The occupancy rate for competitive office space dropped in 2017 to 79.2 percent from 83.4 percent the year before.

“[Class] B is really the key piece,” said Joe Spartz, president of the association.

Spartz said there are a couple of Class B buildings that have well above 25 to 30 percent vacancy, a high rate for any building.

In downtown Minneapolis, many of the Class B space is being renovated with the amenities of Class A buildings.

St. Paul has struggled with high vacancy in its multitenant office buildings for years. In 2006, nearly a quarter of the multitenant office space in downtown was vacant. Numbers have improved but this year’s vacancy rate of 20.8 percent is a setback.

Downtown St. Paul’s biggest loss this year was when Cray Inc. moved hundreds of employees to Bloomington.

There are several buildings in St. Paul that are being improved, but they haven’t yet positively impacted the city’s numbers. The Osborn370 building, that used to be the former offices of Ecolab, is now included in the mix of competitive buildings since it now has multiple tenants as opposed to a sole occupier. While the building is in the process of a massive renovation and repositioning, its vacancy is still high which negatively impacts the occupancy rate.

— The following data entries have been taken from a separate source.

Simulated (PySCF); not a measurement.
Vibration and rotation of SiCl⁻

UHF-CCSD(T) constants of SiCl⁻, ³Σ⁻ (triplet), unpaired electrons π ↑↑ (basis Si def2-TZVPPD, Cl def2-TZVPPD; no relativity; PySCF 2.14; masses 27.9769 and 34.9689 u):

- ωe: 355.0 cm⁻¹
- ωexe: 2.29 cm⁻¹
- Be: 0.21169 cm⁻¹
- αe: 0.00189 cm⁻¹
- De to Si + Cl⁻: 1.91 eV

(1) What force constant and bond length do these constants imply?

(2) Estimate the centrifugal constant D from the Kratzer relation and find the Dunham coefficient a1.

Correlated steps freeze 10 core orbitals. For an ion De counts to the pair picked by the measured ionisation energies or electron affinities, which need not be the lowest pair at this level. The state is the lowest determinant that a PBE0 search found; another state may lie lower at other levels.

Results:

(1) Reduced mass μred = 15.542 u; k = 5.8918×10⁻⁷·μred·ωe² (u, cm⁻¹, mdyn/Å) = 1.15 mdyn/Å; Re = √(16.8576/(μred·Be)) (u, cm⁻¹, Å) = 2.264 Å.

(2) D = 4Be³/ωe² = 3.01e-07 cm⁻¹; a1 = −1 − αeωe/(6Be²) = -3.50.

The new Treasure Island Center, which has already had some tenants move into it, wasn’t counted since the building wasn’t complete at the time the report was compiled.

“Downtown will continue to be in this transition mode,” Spartz said.

In positive news, downtown St. Paul continues to grow as a residential market. The report pointed to a Maxfield Research, Inc. study that showed that the number of people who lived in downtown St. Paul has grown from 4,862 in 2010 to 8,943 in August 2017.